Fashioned as an homage by the biggest fanboy of Jurassic Park (certain shots and sequences are completely cribbed.)  Yet there's more-- the quiet and purposeful distilling of tension, the elegant teasing and marking a truly absurd set of circumstance with a fantastical, even whimsical, color palette and a central focus of parents and children; yep, there's some daddy issues intertwined.  There's further notes to the all-time summer spectacle master with evocative bits that remind of Close Encounters of the Third Kind, War of the Worlds and Jaws-- the family at the center even shares the surname Brody.  For all this movie name-checking, the film is kind of a blast, but with one significant flaw.  The human characters of this iteration-- acted by a steady crop of actors including Bryan Cranston, Juliette Binoche, Elizabeth Olsen, Aaron Taylor-Johnson, Sally Hawkins and Ken Watanabe-- aren't given nearly enough dimension.  That doesn't (or shouldn't) matter when the beast is the true star, but Edwards and screenwriter Max Borenstein do make us spend so much time with them while the monster itself recedes in the back waiting for its close-up, over half-way through the feature.  That may aggravate, or bore many, but there's plenty of glossy thematic material, eye candy and old-meets-new movie magic to keep this update freshly afloat.

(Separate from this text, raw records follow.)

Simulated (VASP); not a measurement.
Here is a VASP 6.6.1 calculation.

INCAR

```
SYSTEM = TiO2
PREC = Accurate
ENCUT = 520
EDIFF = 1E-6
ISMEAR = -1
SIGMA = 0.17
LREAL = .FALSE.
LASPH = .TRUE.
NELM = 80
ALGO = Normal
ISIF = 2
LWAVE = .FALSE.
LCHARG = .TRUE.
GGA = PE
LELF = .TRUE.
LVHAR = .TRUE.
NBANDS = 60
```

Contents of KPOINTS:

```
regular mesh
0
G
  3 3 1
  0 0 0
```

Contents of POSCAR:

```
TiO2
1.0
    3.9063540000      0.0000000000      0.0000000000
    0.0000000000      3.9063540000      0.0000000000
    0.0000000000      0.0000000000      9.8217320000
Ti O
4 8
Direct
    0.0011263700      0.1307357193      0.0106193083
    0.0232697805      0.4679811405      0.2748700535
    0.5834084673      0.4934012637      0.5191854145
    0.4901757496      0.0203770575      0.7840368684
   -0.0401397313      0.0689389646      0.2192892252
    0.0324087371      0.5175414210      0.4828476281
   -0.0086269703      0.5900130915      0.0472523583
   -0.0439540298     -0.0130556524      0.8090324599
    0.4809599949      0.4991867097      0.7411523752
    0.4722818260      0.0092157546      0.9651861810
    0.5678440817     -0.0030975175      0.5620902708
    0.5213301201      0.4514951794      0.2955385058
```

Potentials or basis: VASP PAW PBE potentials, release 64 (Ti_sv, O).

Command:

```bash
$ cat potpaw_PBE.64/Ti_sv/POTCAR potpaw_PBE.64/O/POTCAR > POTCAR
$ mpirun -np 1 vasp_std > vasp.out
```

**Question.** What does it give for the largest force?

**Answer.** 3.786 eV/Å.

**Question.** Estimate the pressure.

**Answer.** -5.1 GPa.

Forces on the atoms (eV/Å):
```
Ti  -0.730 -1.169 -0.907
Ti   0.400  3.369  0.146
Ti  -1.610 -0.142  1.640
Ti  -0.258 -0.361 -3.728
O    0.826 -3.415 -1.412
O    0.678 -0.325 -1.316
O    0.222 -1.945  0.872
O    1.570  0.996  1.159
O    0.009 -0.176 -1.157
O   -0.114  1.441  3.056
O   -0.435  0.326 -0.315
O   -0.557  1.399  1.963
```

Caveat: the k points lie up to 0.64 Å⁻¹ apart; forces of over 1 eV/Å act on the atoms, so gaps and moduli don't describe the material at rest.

While the gloss of Spielberg runs deep within Godzilla's mainframe, the deepest legacy lies elsewhere.  IshirĂ´ Honda (Watanabe's character, a scientist is even given the name Ichiro) introduced audiences to "The King of Monsters" sixty years ago with the first Godzilla (called Gojira.)  Shrouded inside the wondrous man in a suit stomping through the streets of Tokyo saga was an unmissable political commentary of the terrors of nuclear warfare-- audiences in 1954 still had real life horrors of World War II firmly ingrained-- but the film, a magically, popcornical (that can be a word, right?) beast of a ride, still holds with a sense of grandeur and awe.  And a beating heart.  Edwards follows suit, beginning with a beautifully created title sequence that distills the horror and magnificence of its scope and never really holds back.  Just as the events of Hiroshima informed the legend sixty years ago, the Fukushima disaster and global climate change remain constant elephants in the room, so are flints of new-age American-Japanese relations left in stage right.  It's curious that just as the monster mayhem begins, the American military takes over.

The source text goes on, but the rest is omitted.